Friday, February 8, 2013

Optimization of Phpfox: MySQL

Today  Yesterday I landed in a bug report that mentioned full table scans, in my younger years (ok, 5 years ago) I was very interested in databases and even took a workshop in Mexico by MySQL to become a DBA so I dutifully began testing.

The first thing I did was to set up a local copy of Phpfox 5.3.0 RC1 (not yet released) with content (users, blogs, friends,...), then enabled the slow_query_log and set the long_query_time to 2, because this is a local server with no traffic I assumed a safe bet that no query would take longer than 2 seconds. Then I enabled log-queries-not-using-indexes to capture those in the slow query log. Then using the script I was able to find queries that could be optimized (theoretically at least).

There were indeed some queries using union and joins that could be optimized (large sites will likely see a performance increase in 5.3.0 RC1).

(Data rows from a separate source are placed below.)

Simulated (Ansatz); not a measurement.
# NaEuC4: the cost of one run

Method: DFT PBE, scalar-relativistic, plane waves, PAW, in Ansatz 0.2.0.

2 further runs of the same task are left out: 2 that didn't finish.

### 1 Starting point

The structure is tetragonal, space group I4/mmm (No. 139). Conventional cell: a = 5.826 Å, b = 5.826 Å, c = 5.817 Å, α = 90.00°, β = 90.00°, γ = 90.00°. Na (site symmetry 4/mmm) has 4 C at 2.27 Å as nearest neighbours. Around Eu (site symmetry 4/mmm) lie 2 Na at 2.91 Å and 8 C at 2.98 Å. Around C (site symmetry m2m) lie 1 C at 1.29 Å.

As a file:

I do have to point out a couple of things:
First, some queries are being logged but they are meant to scan the full table, for example when getting all the user groups we want all the records in that table, using indexes would not improve performance because we want everything in that table, intentionally this table is typically very small, it defaults to 5 records and in normal circumstances shouldn't grow beyond 10 rows.
Second, In some cases, MySQL seemed to not want to use a specific index, for example with this query:

SELECT COUNT(*)
FROM phpfox_user AS u
JOIN phpfox_user_field AS ufield
ON (ufield.user_id = u.user_id)
WHERE u.status_id = 0 AND u.view_id = 0
If you run that query with explain you will see that MySQL had many indexes to use but chose none, and in my test it did run a full table scan. So to help in this situation we implemented the function forceIndex() in the DBA library, this allowed us to tell MySQL which index to use and after rewriting the query we saved on fetching rows, (in the one that I have just rewritten in the feed there is a filtering improvement of 45.31%)  which translates in a performance improvement.

Third, we made sure that whenever the developer queries for getSlaveField or getField the database library adds a LIMIT 1 if it was not added by the developer, we saw a tiny tiny performance after this small change.

Fourth, I also found some strange behavior in mysql where it would log a query from a 'derived' table and not use any indexes for that sub-query, but taking the sub-query out and testing it by itself did use the index, in this case force index did not help, for what is worth, this only happened in the main Blog section when logged in as an administrator.

Fifth, in one occasion after optimizing the query (meaning it did not get logged in the slow query log) it took longer for mysql to fetch the results, we opted for 'un-optimizing' the query since the tangible benefits outweighed the theoretical ones.

The improvements added affect sections frequently reached like the Browse Members and Home (after logging in, where the news feed is).

For developers: here is sample code using the forceIndex function:

$iCnt = $this->database()
        ->from($this->_sTable, 'u')
        ->forceIndex('status_id')
        ->join(Phpfox::getT('user_field'), 'ufield', 'ufield.user_id = u.user_id')
        ->where($this->_aConditions)
        ->execute('getSlaveField');
There surely are queries still to fix, if you find them please let us know, we will continue looking for them but must also attend to other bug reports.